Thu Sep 6, 2012 1:52am EDT
* Markets count down to ECB crisis-fighting measures
* Euro stays firm after powering higher
* ECB seen waiving seniority on bonds it would buy
* Aussie rebounds from 8-week low after jobs data
By Hideyuki Sano
TOKYO, Sept 6 (Reuters) - The euro held firm near its two-month peak on Thursday, having rallied sharply the previous day on renewed hopes that the European Central Bank may employ new tactics to counter the region's perennial debt crisis.
All eyes are on the ECB's policy announcement at 1145 GMT and President Mario Draghi's news conference at 1230 GMT, as market players looked for details of the bank's new bond buying programme.
The single currency powered to a high of $1.2621, within easy reach of the two-month high around $1.2638 set on Aug. 31, having recovered nearly five percent from its July 24 low of $1.2042, its lowest level since 2010.
"The euro could gain further if the ECB does not cut rates today given that some market players have been expecting a rate cut, even though latest media reports suggest a rate cut is not on the cards this time," said Yunosuke Ikeda, senior FX strategist at Nomura.
A break of that previous high could pave the way for a retest of $1.2765/75, a level representing the 50 percent retracement of its February to July drop though many market players may be waiting to sell into a rally around that area especially if the bond buying programme disappoints.
"We already know that the ECB is going to buy bonds. We could well see a buy-on-rumour-sell-on-fact type of moves," said Kimihiko Tomita, the head of forex at State Street Bank.
The euro's jump on Wednesday came as a string of leaks from euro zone officials provided markets with more confidence that Draghi will try to back up his pledge to do "whatever it takes" to save the euro.
The European Central Bank is ready to waive seniority status on government bonds it buys under a new programme which it is set to agree at Thursday's Governing Council meeting, central bank sources told Reuters on Wednesday.
Such a step could help encourage private investors to buy debts of troubled countries, as that would mean the ECB would have to bear some of the burden of any losses should a country default.
But some market players fret that it could further upset the Bundesbank, which is even uneasy about bond buying itself as it thinks such a step is effectively helping governments' finances and transcends the boundary of a central bank's mandate.
Bloomberg also reported on Wednesday that the ECB may buy an unlimited amount of government bonds, helping to boost the single currency.
Sources told Reuters, however, that unlimited buying was unlikely as the central bank wanted to have some room for manoeuvre.
Sebastien Galy, a strategist at Societe General, said if the euro extended its rise towards $1.2765, he would then target a fall back towards $1.21.
"There are a lot of happy thoughts priced into the market and starting to build some long USD positions might well make sense for a tactical correction in global risk," he said.

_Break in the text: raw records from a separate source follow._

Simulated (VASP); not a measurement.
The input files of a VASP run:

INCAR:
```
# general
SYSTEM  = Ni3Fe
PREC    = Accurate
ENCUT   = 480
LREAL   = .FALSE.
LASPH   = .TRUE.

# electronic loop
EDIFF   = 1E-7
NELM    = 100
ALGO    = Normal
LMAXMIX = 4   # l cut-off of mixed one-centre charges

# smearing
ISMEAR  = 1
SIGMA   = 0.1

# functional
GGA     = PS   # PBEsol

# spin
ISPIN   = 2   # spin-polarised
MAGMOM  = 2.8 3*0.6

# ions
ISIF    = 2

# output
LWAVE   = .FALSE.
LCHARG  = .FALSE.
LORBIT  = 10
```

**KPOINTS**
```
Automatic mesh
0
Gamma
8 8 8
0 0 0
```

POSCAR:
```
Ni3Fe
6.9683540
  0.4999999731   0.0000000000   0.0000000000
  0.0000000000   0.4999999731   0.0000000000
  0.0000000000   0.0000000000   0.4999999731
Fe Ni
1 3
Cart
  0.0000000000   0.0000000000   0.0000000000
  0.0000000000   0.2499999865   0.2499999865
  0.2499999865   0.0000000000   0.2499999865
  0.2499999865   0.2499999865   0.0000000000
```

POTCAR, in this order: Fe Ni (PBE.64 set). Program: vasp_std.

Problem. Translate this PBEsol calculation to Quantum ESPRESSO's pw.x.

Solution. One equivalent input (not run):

The rally in the euro saw the dollar index retreat to 81.145, near a 3-1/2 month trough of 80.964 plumbed on Friday.
Against the yen, the greenback was at 78.42, down a touch from Wednesday's high of 78.54 but still within its familiar range around 78.50 yen.
The Australian dollar bounced back from a fresh eight-week low on a wave of short-covering after a surprise fall in Australian jobless rate, though other figures pointed to a soft labour market.
The aussie rose 0.3 percent to $1.0220, having plumbed a near low at around $1.0165.
Since reaching a high of $1.0615 in early August, the aussie has shed more than 4 U.S. cents as markets grew more bearish about China, Australia's most valuable export market.
Elsewhere, the British pound stood at $1.5903, near a four-month high of $1.5940 hit on Wednesday ahead of the Bank of England's policy announcement also on Thursday. No policy change is expected there.